From: "David Hildenbrand (Arm)" <david@kernel.org>
To: Barry Song <baohua@kernel.org>
Cc: Kairui Song <ryncsn@gmail.com>,
akpm@linux-foundation.org, linux-mm@kvack.org,
baoquan.he@linux.dev, chrisl@kernel.org, jp.kobryn@linux.dev,
kasong@tencent.com, liam@infradead.org,
linux-kernel@vger.kernel.org, ljs@kernel.org, mhocko@suse.com,
nphamcs@gmail.com, rppt@kernel.org, shakeel.butt@linux.dev,
shikemeng@huaweicloud.com, surenb@google.com,
usama.arif@linux.dev, vbabka@kernel.org, youngjun.park@lge.com
Subject: Re: [PATCH v2 4/4] mm: try to free swapcache for non-LRU folios
Date: Tue, 30 Jun 2026 07:48:32 +0200 [thread overview]
Message-ID: <1e7a712b-33f4-44c2-85ed-6333ddca421c@kernel.org> (raw)
In-Reply-To: <CAGsJ_4xh1P1yw3JogQxTS=Vu8kLEiMMh8si2YnCc9qnoKWLwjA@mail.gmail.com>
On 6/30/26 01:59, Barry Song wrote:
> On Sat, Jun 27, 2026 at 12:36 AM David Hildenbrand (Arm)
> <david@kernel.org> wrote:
>>
>>>
>>> That's awkward, my bad, terribly sorry about this :(
>>>
>>> I sincerely apologize for the oversight and the trouble this has caused.
>>>
>>
>> All good, I was just surprised to see a previous optimization partially
>> reverted without a clear reasoning :)
>>
>> Because it should have removed the handling in should_try_to_free_swap() as well.
>>
>> It's good that we are discussing it now!
>>
>>> I haven't seen any performance regression in any workload recently
>>> though, or any correctness issue, perhaps the round trip of
>>> do_wp_page wasn't that bad. It should still catch the reuse folios,
>>> just more costly than doing things in-place.
>>
>> Right, do_wp_page() handles it, after the page was mapped. It adds some overhead,
>> but fortunately no TLB flush if we're just upgrading write permissions.
>>
>> The optimization dates back to pre PageAnonExclusive handling.
>>
>>>
>>> I think we should restore the original check first. We might also want to
>>> avoid dropping the swap cache if the folio will not be reused, which
>>> was discussed here:
>>>
>>> https://lore.kernel.org/linux-mm/CAMgjq7BDfvNXdWH0cqarsujjUn3i3tDDhDkmSg01TR4h-tDorQ@mail.gmail.com/
>>>
>>> Maybe extracting some common part into a helper can help make this
>>> cleaner.
>>>
>>>
>>> Hi Barry,
>>>
>>> The problem is more than that, the `exclusive || folio_ref_count(folio) == 1`
>>> in do_swap_page is also ineffective now.
>>
>> Exactly.
>>
>> If the roundtrip through do_wp_page() is good enough today, we can just do
>>
>> @@ -4512,7 +4516,6 @@ static vm_fault_t remove_device_exclusive_entry(struct vm_fault *vmf)

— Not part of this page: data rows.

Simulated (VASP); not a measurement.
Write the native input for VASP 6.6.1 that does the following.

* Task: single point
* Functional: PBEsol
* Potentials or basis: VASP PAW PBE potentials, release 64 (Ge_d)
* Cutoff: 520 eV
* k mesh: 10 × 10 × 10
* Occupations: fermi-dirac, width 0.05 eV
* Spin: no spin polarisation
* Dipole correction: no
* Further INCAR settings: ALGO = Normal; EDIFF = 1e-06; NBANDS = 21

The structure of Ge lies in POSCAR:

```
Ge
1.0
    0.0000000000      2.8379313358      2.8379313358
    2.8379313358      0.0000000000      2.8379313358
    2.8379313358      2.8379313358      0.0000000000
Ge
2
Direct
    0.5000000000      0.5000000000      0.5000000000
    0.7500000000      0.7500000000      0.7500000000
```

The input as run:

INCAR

>> static inline bool should_try_to_free_swap(struct swap_info_struct *si,
>> struct folio *folio,
>> struct vm_area_struct *vma,
>> - unsigned int extra_refs,
>> unsigned int fault_flags)
>> {
>> if (!folio_test_swapcache(folio))
>> @@ -4528,14 +4531,7 @@ static inline bool should_try_to_free_swap(struct swap_info_struct *si,
>> if (mem_cgroup_swap_full(folio) || (vma->vm_flags & VM_LOCKED) ||
>> folio_test_mlocked(folio))
>> return true;
>> - /*
>> - * If we want to map a page that's in the swapcache writable, we
>> - * have to detect via the refcount if we're really the exclusive
>> - * user. Try freeing the swapcache to get rid of the swapcache
>> - * reference only in case it's likely that we'll be the exclusive user.
>> - */
>> - return (fault_flags & FAULT_FLAG_WRITE) && !folio_test_ksm(folio) &&
>> - folio_ref_count(folio) == (extra_refs + folio_nr_pages(folio));
>> + return false;
>> }
>>
>> static vm_fault_t pte_marker_clear(struct vm_fault *vmf)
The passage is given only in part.